Economic policy reform should be a main pillar of an anticorruption strategy in many countries. Deregulation and the expansion of markets are powerful tools for controlling corruption, and the Bank will continue to encourage governments to pursue these goals wherever feasible. Where governments must continue to play an active role in the economy, policymakers should carefully consider the demands a new policy might place on institutional capacity.

Deregulation and the expansion of markets

Markets generally discipline participants more effectively than the public sector can, and their power to do so is closely linked to sound economic policy. Enlarging the scope and improving the functioning of markets strengthens competitive forces in the economy and curtails rents, thereby eliminating the bribes public officials may be offered (or may extort) to secure them. There is a strong correlation between policy distortions and corruption.32

Some policy reforms can have quick results, particularly some macroeconomic reforms and deregulation, which do not make heavy demands on institutional capacity. The incentives of economic actors can be changed overnight by the removal of controls and the introduction of market-determined allocation systems in areas like foreign exchange and bank credit. The state's role in supporting rather than supplanting markets is now widely accepted around the world.

Macroeconomic and sector policy reforms that contribute to the expansion of markets and the reduction of rents include:

  • Lowering tariffs and other barriers to international trade.
  • Moving from dual to single exchange rates, with market-determined rates.
  • Introducing competitive credit markets.
  • Eliminating price controls.
  • Cutting subsidies to enterprises.
  • Reducing regulations, licensing requirements, and other barriers to entry for new firms, both domestic and foreign.
  • Privatizing government assets in clearly competitive markets.
  • Abolishing monopoly export marketing boards.

Policy reform has helped reduce opportunities for corruption in many countries. In cases where countries have carried out economic reform programs and corruption persists, part of the answer lies in an unfinished reform agenda. In many countries the benefits of macroeconomic reforms have been blunted by the absence of complementary microeconomic reforms at the sector level. The Bank stands ready to work with governments on macroeconomic and sector policies that not only improve performance but also help to reduce opportunities for corruption.

Policy advice when government continues to play a role

In some areas, advice on policy reform may need to pay more attention to anticorruption goals. Typically, these are areas in which the government must continue to be involved because of market failure but in which public policy can work only if sufficient institutional capacity exists. Without institutional capacity well-intended policies can lead to poor outcomes and even greater corruption. Several examples illustrate the links between design and institutional capacity: infrastructure privatization, environmental regulation, tax reform, and public expenditure reduction. In each of these areas the issue is not that the policies are necessarily misguided but that institutional capacity is crucial to a successful outcome and that policies must be designed in the light of a realistic assessment of this capacity.

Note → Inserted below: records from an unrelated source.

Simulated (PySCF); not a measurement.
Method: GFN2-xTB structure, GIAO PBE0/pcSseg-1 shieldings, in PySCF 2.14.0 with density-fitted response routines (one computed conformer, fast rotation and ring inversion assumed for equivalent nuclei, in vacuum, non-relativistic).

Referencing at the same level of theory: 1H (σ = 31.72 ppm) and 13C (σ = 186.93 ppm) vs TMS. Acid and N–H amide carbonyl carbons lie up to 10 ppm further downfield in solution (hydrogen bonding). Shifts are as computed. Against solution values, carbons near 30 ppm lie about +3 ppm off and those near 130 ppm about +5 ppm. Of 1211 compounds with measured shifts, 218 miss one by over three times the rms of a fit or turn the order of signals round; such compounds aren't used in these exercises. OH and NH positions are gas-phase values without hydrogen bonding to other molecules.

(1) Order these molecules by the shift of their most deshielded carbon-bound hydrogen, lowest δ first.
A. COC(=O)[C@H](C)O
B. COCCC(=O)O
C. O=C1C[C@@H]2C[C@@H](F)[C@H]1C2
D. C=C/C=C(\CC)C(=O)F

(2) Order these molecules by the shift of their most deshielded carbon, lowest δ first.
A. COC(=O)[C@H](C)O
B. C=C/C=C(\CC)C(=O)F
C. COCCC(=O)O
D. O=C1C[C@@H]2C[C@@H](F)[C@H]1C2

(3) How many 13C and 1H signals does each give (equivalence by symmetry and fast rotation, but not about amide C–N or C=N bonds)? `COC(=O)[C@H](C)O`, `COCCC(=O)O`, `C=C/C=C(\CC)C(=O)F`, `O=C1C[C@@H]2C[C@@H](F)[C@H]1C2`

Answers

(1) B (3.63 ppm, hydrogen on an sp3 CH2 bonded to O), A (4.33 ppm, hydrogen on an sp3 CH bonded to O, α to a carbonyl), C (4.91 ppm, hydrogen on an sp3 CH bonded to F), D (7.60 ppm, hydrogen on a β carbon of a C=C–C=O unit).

Infrastructure privatization.   In the long run privatization should decrease corruption, because it reduces the power and discretion of public managers and bureaucrats and increases competition and transparency. In the short run, however, the complex negotiations required for privatization—usually in a situation of shifting policies and regulations—create temptation and opportunity. Weak institutions are unlikely to resist temptation. If corruption becomes evident, a negative image of privatization builds in the public's eye—even though the transactions themselves still make good economic and financial sense.

The dangers are particularly acute in infrastructure privatization, in which, in most cases, the stakes are large, the negotiations before the sale are elaborate, and continued government oversight is justified. When a firm is divested into a competitive market, the opportunities for corruption more or less end. In the case of a natural monopoly, corruption can continue indefinitely in the regulatory system.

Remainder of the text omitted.